"We've lost over two million golfers in the last few years.
Handicaps have not gone down over the years.
The high end country clubs I am familiar with have tables they have had for 50 years, their lockers are often metal, they have no scented towels,and they offer very little pretentiousness.
And IMHO the Cadillac did make the Malibu more expensive.....but GM understood where to place the Cadillac dealer and where the Chevy dealer was needed. Golf did not do that....

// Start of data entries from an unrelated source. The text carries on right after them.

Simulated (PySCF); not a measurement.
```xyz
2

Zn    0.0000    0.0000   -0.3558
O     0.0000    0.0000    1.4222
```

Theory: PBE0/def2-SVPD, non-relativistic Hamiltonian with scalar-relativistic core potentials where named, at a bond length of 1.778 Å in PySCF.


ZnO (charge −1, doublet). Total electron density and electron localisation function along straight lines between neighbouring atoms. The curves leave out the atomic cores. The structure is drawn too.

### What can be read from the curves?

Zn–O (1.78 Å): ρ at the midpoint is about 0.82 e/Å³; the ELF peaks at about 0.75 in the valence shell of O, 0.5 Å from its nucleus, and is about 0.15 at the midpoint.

I just don't think the majority of the conditions we have come to accept as standard did anything for the game and in many ways harmed it. Tighter fairways definitely made the course longer and made the ball go further. Lower green heights brought about many agronomic issues that were not present before. None of this made more people play...but it probably forced some to stop. I often ask myself if my grandchildren will think of today's golf conditions as unplayable and unacceptable."
Mike,
Thanks for the reply. Also, I think this thread is going exactly where you hoped it would. Me too.
The conditions you speak of did not surface in the last few years. Maybe it took that long for it to happen. Possible, yes. However, there are other potential causes for that reduction in play and not all of them related to scented towels, nice clothes on old tables, or agronomic issues previously unanticipated. Maybe my Malibu anaolgy was flawed, but I doubt it. You make the case that high end golf has harmed a more traditional view of the game. We can differ on that definition, but it was people that did it. People with disposable incomes that wanted what they wanted. Were they correct? In your eyes, probably not. But then again, how are you and I harmed? Do you like classical music less because of Led Zeppelin?
I think Tom Doak is correct in suggesting that highly regulated markets result in the kind of "mis-use" of resources that you write about. Even those regulations are the result of the acts of people. And who is to say that some of those communities would not have been built by folks that love that audacity that we deplore? I like wide fairways and firm conditions. We want the same thing when it comes to golf. I hope to be able to play that ideal golf course that you decide to build.